Home Alone

“You good?”

“Hmm? Yes! Yes. This week almost got me.”

Eating dinner after the last week of midterms devoured all of the white space in my GCal, I imagine I looked a little worse for wear. My friends gave me sympathetic looks that said “I want to catch up, but you look like you’re astral projecting out of your body. Yup, you’re zoned out.” They weren’t wrong; I was exhausted. Still, once I overate some pasta, took a nap, overate homemade trail mix, and then slept for 13 hours, I remembered: spring break was here! Which meant no more snow! Or at least less snow! Because it was spring! But also two weeks of waking up at noon!

My friends in TD embarked on their own various plans: To travel. To stay. Fly home. Rest. Catch up on work. Binge-watch Netflix. I returned to New Haven from a trip to New York after the first week. After remembering, forgetting, and then remembering again that we were still on break, I realized that my residential college was empty — TD had become a ghost town. The buttery, the library, the TD common room, the courtyard, the entryways — practically vacant. For the most part, I was alone. It felt partly like a fusion of bittersweet relief and lonely wistfulness — but I was excited too! I was going to be just like Kevin McCallister, from Home Alone! Well, sort of like Kevin McCallister! Ten years older! But a similar vibe!

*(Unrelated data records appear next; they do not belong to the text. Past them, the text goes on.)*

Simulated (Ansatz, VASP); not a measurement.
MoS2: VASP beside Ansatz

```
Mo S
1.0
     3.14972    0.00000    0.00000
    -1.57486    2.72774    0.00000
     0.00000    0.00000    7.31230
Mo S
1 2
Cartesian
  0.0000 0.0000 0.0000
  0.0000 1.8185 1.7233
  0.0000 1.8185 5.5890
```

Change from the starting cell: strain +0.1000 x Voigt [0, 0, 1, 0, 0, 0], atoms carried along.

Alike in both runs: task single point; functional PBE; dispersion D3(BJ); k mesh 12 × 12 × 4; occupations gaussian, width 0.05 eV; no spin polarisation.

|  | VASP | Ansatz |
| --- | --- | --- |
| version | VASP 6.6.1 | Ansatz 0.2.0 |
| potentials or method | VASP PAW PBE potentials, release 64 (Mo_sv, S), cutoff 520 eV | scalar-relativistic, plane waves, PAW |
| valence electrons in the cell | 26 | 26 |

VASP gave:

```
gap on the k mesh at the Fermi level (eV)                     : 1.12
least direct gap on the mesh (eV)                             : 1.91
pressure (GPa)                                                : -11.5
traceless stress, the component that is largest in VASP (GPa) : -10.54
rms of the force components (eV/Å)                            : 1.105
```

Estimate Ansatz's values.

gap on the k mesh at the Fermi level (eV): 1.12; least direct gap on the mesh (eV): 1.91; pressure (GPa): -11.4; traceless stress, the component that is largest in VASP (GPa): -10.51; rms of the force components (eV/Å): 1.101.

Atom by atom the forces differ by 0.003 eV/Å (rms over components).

When you stand at the end of one of TD’s lengthy, empty hallways and look out… It’s a little unnerving.

You know that feeling when you’re walking around your home at night? And your footsteps sound like someone else’s footsteps, even though you know you’re alone — and then you’re running, sprinting from your own echo, and the door to your room becomes tape at a finish line. It feels silly, childish, even embarrassing, once you’re in your room — but during those 15 seconds of scampering upstairs? Completely rational and justified. 

The first days of wandering through my nearly empty residential college were admittedly spooky. The round-the-clock din that reverberated through the walls, the metronome-like sound of ping-pong matches, the clinking of silverware in the dining hall — all absent. The college’s typical, reassuring hum was replaced by a calming yet eerie silence. It was relaxing to have a few days just to myself — but also haunting. 


Looking upon an empty buttery… Who is that I see staring straight back at me? When will my reflection show who I am inside? Why did I rewatch Mulan twice during spring break?

However, after I convinced myself that I wasn’t in a horror movie, I thought about the possibilities. Who was to stop me from loudly streaming Janelle Monáe and Mariah Carey? From having milkshakes and curly fries for dinner? From practicing my Migos adlibs (I’m making progress, I can already do “Offset,” “Takeoff,” “skrrt,” “ice,” and “mama” really well) and watching vine compilations? From looking out my window at sunset, pretending I was in a sad, riveting music video? From doing all of that simultaneously?

No one. Absolutely no one. No one could stop me from doing any of that, just like I couldn’t stop myself from being fiscally irresponsible with UberEats. I was too powerful. I was just like Ron Stoppable from Kim Possible, only completely different and the exact opposite in nature and stoppable-ness.


I briefly changed the whiteboard that hangs in TD’s laundry room (whose dryers were empty, for once!) from “You Love” to “Don’t forget to stream Nicki Minaj’s hit single, “Your Love” on Spotify!”

I stayed up until 3am watching anything produced by Shonda Rhimes. I slept in. I did work. I didn’t do work. I looked through pages of Langston Hughes’ poetry. I looked through pages of anthropology readings. I checked my Instagram feed. I had ice cream for breakfast. I napped. I daydreamed.

Yale can move incredibly fast — I’m still in denial about the fact that there’s only five weeks left of classes in my first year. Spring break was a chance to stop being so busy. To be productive (or pretend to be) at my own pace. To look around, and have a Ferris Bueller moment. To fall sleep listening to the If Beale Street Could Talk soundtrack. To breathe. To breathe. To focus on the day, the minute, or the moment before me, without needing to plan for the one that followed.